I've been doing some exploratory work on quantum kernel methods (I'm a newcomer to the field), and I struggle to reconcile two facts.
- As I increase the number of qubits, the Hilbert space becomes so big that most samples tend to be orthogonal to each other, therefore losing any similarity measure the kernel is supposed to find. At this point, the Gram matrix of the kernel tends to the Identity matrix, from which it is impossible to make any predictions. Hence, in order for a quantum kernel method to work, I end up using a small qubit register (as small as 3 qubits).
- A necessary (but not sufficient) condition for quantum advantage is that the circuit must be hard to simulate or compute classically. However, a 3 qubit circuit is trivial to simulate on a classical computer. In fact, it's probably easier if one considers that the dimensionality of the data might require a deep circuit to encode all data points, which poses some problems in terms of error.
Am I on the right path? or is any of these facts not entirely true?
I brief overview of my thinking would be as follows.

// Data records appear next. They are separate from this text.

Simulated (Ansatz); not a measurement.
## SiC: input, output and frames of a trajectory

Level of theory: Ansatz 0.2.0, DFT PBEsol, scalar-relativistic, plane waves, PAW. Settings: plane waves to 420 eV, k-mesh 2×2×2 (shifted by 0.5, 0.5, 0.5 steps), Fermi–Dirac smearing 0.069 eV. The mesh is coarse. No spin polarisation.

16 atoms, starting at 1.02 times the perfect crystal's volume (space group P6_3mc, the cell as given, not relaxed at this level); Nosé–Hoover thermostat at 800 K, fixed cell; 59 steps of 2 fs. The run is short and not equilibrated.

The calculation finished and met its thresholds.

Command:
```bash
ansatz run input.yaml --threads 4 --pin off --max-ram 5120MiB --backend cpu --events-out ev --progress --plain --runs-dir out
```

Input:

I appreciate Quantum Kernel Methods are essentially linear models on the encoded data, and the real substance is in the encoding / feature map. And it may well be the case that single qubits rotations and entangling gates encode the data in a very useful way. However, as long as it is done on just 3 qubits, I can 'borrow' the idea of that feature map from the quantum circuit and just simulate it on a classical computer.
Is it the case that there might be an exceptionally good encoding circuit that is able to capture similarity on a 30-qubit Hilbert space, therefore needing a quantum computer to avoid manipulating matrices of dimension 2^30 by 2^30? Is this the scenario where quantum kernel methods offer an advantage?
I've seen papers showing 20+ qubit circuits with nice looking Gram matrices (with the desirable block diagonal structure), however, upon further inspection, I see the scale of the colormap is [0:0.2]. Then I wonder, does this pose a problem in terms of the number of shot required to resolve values in that rather small interval (compared to what would be required if the similarity was noticeable in the interval [0:1])?